The only place I can spot where the spec permits the use of any character that's not in this set is in the host, where IPv6 addresses are enclosed in [ and ] characters. Everywhere else in the URL, either URL units are allowed or some even more restrictive set of characters.

What characters were allowed under the old RFCs?

For the sake of history, and since it's not explored fully elsewhere in the answers here, let's examine was allowed under the older pair of specs.

First of all, we have two types of RFC 3986 reserved characters:

  • :/?#[]@, which are part of the generic syntax for a URI defined in RFC 3986
  • !$&'()*+,;=, which aren't part of the RFC's generic syntax, but are reserved for use as syntactic components of particular URI schemes. For instance, semicolons and commas are used as part of the syntax of data URIs, and & and = are used as part of the ubiquitous ?foo=bar&qux=baz format in query strings (which isn't specified by RFC 3986).
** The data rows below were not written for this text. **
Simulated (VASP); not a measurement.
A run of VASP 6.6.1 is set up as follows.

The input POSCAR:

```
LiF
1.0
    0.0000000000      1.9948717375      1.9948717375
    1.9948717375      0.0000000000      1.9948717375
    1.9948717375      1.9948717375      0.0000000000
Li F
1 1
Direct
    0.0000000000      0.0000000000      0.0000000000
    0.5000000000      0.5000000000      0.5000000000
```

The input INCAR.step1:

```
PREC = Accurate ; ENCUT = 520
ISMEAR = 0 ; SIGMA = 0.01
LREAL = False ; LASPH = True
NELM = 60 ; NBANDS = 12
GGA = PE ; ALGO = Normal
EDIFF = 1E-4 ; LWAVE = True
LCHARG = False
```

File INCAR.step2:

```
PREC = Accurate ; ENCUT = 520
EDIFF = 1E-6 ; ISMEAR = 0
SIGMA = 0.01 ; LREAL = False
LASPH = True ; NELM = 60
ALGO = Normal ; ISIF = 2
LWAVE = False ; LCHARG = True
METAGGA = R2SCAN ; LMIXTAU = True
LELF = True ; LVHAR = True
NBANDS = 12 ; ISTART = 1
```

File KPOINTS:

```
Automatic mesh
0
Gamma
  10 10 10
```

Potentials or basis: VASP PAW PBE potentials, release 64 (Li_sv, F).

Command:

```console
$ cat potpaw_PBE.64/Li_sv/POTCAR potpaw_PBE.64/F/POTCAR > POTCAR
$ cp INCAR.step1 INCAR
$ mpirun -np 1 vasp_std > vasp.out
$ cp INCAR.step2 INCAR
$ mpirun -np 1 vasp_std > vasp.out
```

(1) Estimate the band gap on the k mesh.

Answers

Any of the reserved characters above can be legally used in a URI without encoding, either to serve their syntactic purpose or just as literal characters in data in some places where such use could not be misinterpreted as the character serving its syntactic purpose. (For example, although / has syntactic meaning in a URL, you can use it unencoded in a query string, because it doesn't have meaning in a query string.)

RFC 3986 also specifies some unreserved characters, which can always be used simply to represent data without any encoding:

  • abcdefghijklmnopqrstuvwxyzABCDEFGHIJKLMNOPQRSTUVWXYZ0123456789-._~

Finally, the % character itself is allowed for percent-encodings.

That leaves only the following ASCII characters that are forbidden from appearing in a URL:

  • The control characters (chars 0-1F and 7F), including new line, tab, and carriage return.
  • "<>\^`{|}

Every other character from ASCII can legally feature in a URL.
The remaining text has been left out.